This book is about history, but it is about history through the lens of collecting Colt firearms. As such, it encompasses wars and murders – as if they were mutually exclusive – fortunes made, friendships betrayed … in short, the entire spectrum of the human comedy. Nevertheless, this particular compilation is narrowly focused on products, hard goods, and the prices we pay for them.

Before I began studying Colt firearms I had no idea of the controversies, mysteries and unresolved questions surrounding virtually every part of every gun listed in this volume. That amuses and puzzles me, because it seems as though it should be entirely straightforward: X gun was first built in X year with X features for X reasons or to address X needs. But this is an illusion; these determinations only seem straightforward. What I have learned this past year is that every facet of every action involved in making something new – even something as hard and factual and physical as a gun – becomes the subject of an historical obsession. Actually, I like that.

Almost nothing is straightforward in collecting Colt firearms – and the older the gun, the more complex its history becomes. Records are incomplete; factories burn; new models are stolen or pirated; guns are faked; financing fails; collectors with dubious character alter guns or just lie; owners die or just change their mind. Critical spellings are typed incorrectly and passed on for generations. People forget. And all this complexity ultimately means that it is more difficult to make a good decision about investing.

Caveat emptor is the Latin expression. Buyer beware. It certainly applies to collecting. Stamps. Antiques. Firearms.
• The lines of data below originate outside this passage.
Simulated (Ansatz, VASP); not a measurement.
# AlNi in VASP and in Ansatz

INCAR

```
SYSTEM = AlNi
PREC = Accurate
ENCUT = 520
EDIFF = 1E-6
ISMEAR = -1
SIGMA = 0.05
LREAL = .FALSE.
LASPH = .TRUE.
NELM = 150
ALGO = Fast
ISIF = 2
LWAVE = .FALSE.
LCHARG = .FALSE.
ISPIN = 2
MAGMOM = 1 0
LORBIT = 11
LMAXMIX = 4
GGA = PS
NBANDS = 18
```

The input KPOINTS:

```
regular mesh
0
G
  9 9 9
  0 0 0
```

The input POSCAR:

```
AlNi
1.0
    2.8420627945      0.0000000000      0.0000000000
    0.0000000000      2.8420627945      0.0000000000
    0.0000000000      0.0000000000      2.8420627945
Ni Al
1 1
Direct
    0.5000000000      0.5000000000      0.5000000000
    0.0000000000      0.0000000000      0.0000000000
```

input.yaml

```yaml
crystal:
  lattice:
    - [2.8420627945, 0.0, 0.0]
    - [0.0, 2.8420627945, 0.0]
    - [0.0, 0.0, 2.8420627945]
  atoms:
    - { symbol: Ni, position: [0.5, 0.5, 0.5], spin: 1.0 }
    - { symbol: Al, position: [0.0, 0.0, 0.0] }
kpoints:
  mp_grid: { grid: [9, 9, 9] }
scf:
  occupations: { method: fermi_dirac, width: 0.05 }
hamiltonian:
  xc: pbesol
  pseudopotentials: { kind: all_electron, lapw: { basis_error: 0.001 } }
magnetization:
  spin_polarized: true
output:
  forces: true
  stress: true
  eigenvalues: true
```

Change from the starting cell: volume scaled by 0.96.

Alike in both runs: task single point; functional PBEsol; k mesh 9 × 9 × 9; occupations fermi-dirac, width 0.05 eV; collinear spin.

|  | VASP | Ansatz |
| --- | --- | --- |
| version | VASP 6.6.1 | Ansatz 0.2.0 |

As a historian, I often wish my subjects were easier to understand, would hold still for analysis. I have been fortunate to write books about Lewis and Clark and their expedition to the Pacific; and about Ulysses S. Grant and his journey through the Civil War. And even those incredibly researched and well documented subjects have gray areas, mysteries. Why, for instance, did Meriwether Lewis – Thomas Jefferson’s personal secretary and the man Jefferson personally chose to lead the expedition – kill himself … or did he? Why did Grant, such a successful military commander, lead his presidential administration so poorly? Why was Sam Colt’s son, Caldwell, such a wastrel and dandy?

All of these questions are what make history and collecting fascinating. We know, as Agent Mulder in The X Files television show did, that somewhere “the truth is out there.”